VATICAN CITY - Roman Catholic Cardinals began a secret conclave on Monday in the splendour of the Sistine Chapel but failed in a initial vote to find a successor to Pope John Paul.
Some 2-1/2 hours after the cardinals locked themselves away from the world inside the frescoed chapel, billows of thick, black smoke poured out of the building's chimney at about 5am NZT, indicating that the required majority had not been reached.
Crowds of expectant Italians and tourists who had waited for hours in St. Peter's Square cheered when they saw the smoke signal the end of the first day of the first conclave of the third millennium.
There was a moment of uncertainty as the first grey puffs left it unclear whether the smoke was intended to be black or white -- which would have meant a pope had been chosen. But it quickly turned a dense black.
The 115 cardinal electors from 52 countries had filed into the Sistine Chapel after hearing a leading contender urge them to choose a man with the courage to defend the traditional doctrines upheld by John Paul.

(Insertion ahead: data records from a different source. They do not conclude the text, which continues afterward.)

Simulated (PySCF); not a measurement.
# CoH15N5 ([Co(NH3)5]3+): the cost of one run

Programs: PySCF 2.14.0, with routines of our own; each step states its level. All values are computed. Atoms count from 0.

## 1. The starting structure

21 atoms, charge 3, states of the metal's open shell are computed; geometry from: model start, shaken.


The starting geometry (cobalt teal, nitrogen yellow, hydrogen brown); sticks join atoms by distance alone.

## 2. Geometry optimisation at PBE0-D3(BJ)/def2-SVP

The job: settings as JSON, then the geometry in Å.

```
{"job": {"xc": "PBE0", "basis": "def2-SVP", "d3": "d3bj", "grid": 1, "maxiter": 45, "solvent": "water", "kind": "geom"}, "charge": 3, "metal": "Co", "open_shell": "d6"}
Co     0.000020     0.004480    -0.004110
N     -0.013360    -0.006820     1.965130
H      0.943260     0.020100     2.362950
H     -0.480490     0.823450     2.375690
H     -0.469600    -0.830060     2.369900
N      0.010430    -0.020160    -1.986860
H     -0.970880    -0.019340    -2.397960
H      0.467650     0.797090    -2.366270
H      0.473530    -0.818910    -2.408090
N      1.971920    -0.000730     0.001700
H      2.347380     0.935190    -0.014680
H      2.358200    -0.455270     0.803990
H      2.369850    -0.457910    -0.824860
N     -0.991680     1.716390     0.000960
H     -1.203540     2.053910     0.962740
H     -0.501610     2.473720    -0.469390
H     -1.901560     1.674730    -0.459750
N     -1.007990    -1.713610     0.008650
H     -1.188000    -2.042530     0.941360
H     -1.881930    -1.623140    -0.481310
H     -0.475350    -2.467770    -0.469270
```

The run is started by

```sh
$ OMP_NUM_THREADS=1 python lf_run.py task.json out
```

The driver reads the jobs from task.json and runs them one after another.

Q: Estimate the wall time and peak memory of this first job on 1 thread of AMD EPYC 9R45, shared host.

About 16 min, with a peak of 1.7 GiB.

Under the terms of Church law dating back centuries, the cardinals will vote up to four times a day, twice in the morning and twice in the afternoon, until a pope is selected.
Whoever eventually emerges from the conclave as leader of the 1.1 billion-member Church will have to fill the vacuum left by the death of the Polish Pontiff, whose 26-year papacy was one of the most dynamic in history, but also divisive.
Accompanied by a choir chanting Latin prayers, the red-robed "princes of the Church" walked in procession into the Sistine chapel, where Michelangelo's fresco of the Last Judgment will stare down on their deliberations.
One by one, the cardinals placed their right hand on a book of the gospels laid in the middle of the chapel, swearing an oath of secrecy and fidelity to the Church.
Just hours before the conclave opened, Joseph Ratzinger, the Vatican's doctrinal watchdog for 23 years, warned fellow cardinals that they must choose a pontiff who would support traditional Church orthodoxy.
"An adult faith is not one that follows tides of trends and the latest novelties," he told a pre-conclave Mass at St. Peter's Basilica in a sermon that many Vatican watchers interpreted as a bid to promote his own candidacy.
Since John Paul's death on April 2, media and bookmakers have tipped Ratzinger, a close aide of the Polish pontiff and preacher at his funeral, as the early favourite to succeed him.
But most Vatican experts doubt that the 78-year-old German will be able to garner the two-thirds majority needed to become pope, leaving the field wide open.
Of the eight 20th century conclaves, none took longer than five days, and two were completed on the second day.
Most Vatican experts expect a relatively quick conclave this time around, predicting that white smoke will rise above the Sistine Chapel on Wednesday evening or Thursday.